It was the first major piece of legislation that US President Donald Trump signed into law, and buried on page 734 was one sentence that brought a potential benefit to the president’s extended family: renewal of a program offering permanent residence in the US to affluent foreigners investing money in real-estate projects.
Just hours after the appropriations measure was signed on Friday last week, the company that had until January been run by Trump’s son-in-law and top adviser, Jared Kushner, was urging wealthy Chinese in Beijing to consider investing US$500,000 each in a pair of Jersey City, New Jersey, luxury apartment towers the family-owned Kushner Cos plans to build.
Kushner was even cited at a marketing presentation by his sister Nicole Meyer, who was on her way to China even before the bill was signed.
The project “means a lot to me and my entire family,” she told the prospective investors.
The sequence of events offers one of the most explicit examples to date of the peril of the Trump and Kushner families maintaining close ties to their business interests and creates an impression they stand to profit off Trump’s presence in the White House. It also illustrates the problems of the EB-5 visa program that prominent Republican and Democratic members of US Congress want changed.
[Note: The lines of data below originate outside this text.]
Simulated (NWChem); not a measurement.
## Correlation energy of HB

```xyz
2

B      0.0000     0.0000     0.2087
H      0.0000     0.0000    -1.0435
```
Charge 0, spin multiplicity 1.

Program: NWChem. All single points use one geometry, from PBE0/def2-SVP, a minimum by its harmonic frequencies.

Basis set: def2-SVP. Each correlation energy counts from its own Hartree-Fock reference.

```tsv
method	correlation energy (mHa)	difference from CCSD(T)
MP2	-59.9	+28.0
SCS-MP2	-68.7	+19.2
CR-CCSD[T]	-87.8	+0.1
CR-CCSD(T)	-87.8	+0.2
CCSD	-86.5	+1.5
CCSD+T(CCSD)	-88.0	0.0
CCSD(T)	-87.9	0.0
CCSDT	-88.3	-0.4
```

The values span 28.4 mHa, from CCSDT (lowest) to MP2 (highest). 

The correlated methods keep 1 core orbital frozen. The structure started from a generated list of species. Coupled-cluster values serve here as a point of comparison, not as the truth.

“It is just one more dilemma that a family with vast commercial interest has when relatives are in the federal government, particularly the White House,” said Michael Cardozo, who served as a deputy White House counsel in the administration of former US president Jimmy Carter, which struggled with its own controversies related to the president’s brother, Billy Carter, and his work on behalf of a US company seeking to get into the oil industry in Libya. “The actions of relatives can come back and bite those serving those in the government.”
Bipartisan critics in Washington have said they want to revamp the visa program, because it is often abused.
It supports high-end luxury projects, like the Kushner family deal, instead of promoting job creation in the rural US or distressed urban areas, as it was intended.
It has also been criticized by federal regulators for insufficient safeguards against illicit money entering the US; in the case of one applicant, they found potential financial ties to a string of Chinese brothels.
There is no assertion that Kushner broke any conflict-of-interest rule; but the law does not prevent his relatives from trying to exploit those ties to benefit the family business.
Kushner’s portfolio includes a central role on China policy. That role has heightened the Kushner family name in a nation accounting for more than 80 percent of the EB-5 visas issued. Wealthy Chinese see the program as an easy way to legally move to the US.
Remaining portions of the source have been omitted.